What Electoral Costs Need to be Financed?
Electoral finance refers to the electoral budget or the costs that a country incurs as a result of the various activities undertaken by the EMB and other agencies to organize and conduct an electoral process. Some electoral costs may be easily identifiable EMB costs; others may be difficult to quantify, contained within general services budgets of other government agencies. Electoral cost comparisons between countries have proven difficult, largely due to the different items that are able to be identified and quantified as electoral costs in different electoral environments, using different models of EMB. The UNDP- and IFES-sponsored Cost of Registration and Elections (CORE) Project divides electoral costs into three categories:
- core costs (or direct costs): are those costs routinely associated with implementing an electoral process in a stable electoral environment;
- diffuse costs (or indirect costs): are those costs for electoral-related services that cannot be disentangled from the general budgets of agencies that assist with the implementation of an electoral process; and
- integrity costs: are those costs, over and above the core costs, that are necessary to provide safety, integrity, political neutrality, and a level playing field for an electoral process.
See table on “Attributes of Electoral Core, Diffuse and Integrity Costs” on the dynamic bar.
Integrity costs are often largely sponsored outside the EMB and mainly by the donor community; recent examples are the sophisticated internationally funded electoral register data processing and voter list production activities in the transitional elections of Afghanistan and Iraq. Such additional costs may not be included in analyses of EMB budgets, though they relate to functions within the EMB’s mandate. According to the CORE Project, core costs are proportionally highest in stable democracies, as progress towards democratic consolidation tends to lead to a decrease in integrity costs and an increase in core costs. The increase in the core costs results from demands to foster increased participation through more widely accessible electoral operations, and the use of high technology to expedite voter registration, voting, and the transmission of election results.

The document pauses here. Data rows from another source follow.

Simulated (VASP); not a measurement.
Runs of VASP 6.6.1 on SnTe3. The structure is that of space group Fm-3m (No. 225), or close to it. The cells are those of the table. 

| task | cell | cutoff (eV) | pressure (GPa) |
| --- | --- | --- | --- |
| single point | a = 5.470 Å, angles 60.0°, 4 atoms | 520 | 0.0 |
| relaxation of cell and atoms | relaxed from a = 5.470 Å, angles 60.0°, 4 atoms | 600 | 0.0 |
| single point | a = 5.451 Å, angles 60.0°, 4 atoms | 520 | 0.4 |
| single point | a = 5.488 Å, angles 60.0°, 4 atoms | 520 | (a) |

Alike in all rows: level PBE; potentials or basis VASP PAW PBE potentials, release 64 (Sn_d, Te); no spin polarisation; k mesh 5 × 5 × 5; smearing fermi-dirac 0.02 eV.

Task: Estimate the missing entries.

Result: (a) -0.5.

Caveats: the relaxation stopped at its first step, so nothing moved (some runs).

The CORE Project further shows that diffuse costs tend to be higher in stable democracies, especially in Western Europe, where electoral processes are more likely to be implemented by Governmental or Mixed Model EMBs which may use several government agencies to implement electoral services. Where, for example, a national civil registration agency is responsible for providing electoral register data, as in Hungary and Norway, it incurs electoral-related costs which may be difficult to separate from overall civil registration costs. Even where governments have a policy of ‘cost recovery’ for governmental agency electoral services, the true cost may not be charged.
Independent Model EMBs are more likely to have sole responsibility for electoral functions, and thus have a higher level of readily identifiable direct costs, and a lower level of diffuse costs than Governmental or Mixed Model EMBs. A higher level of readily identifiable costs may give a false impression of higher actual costs.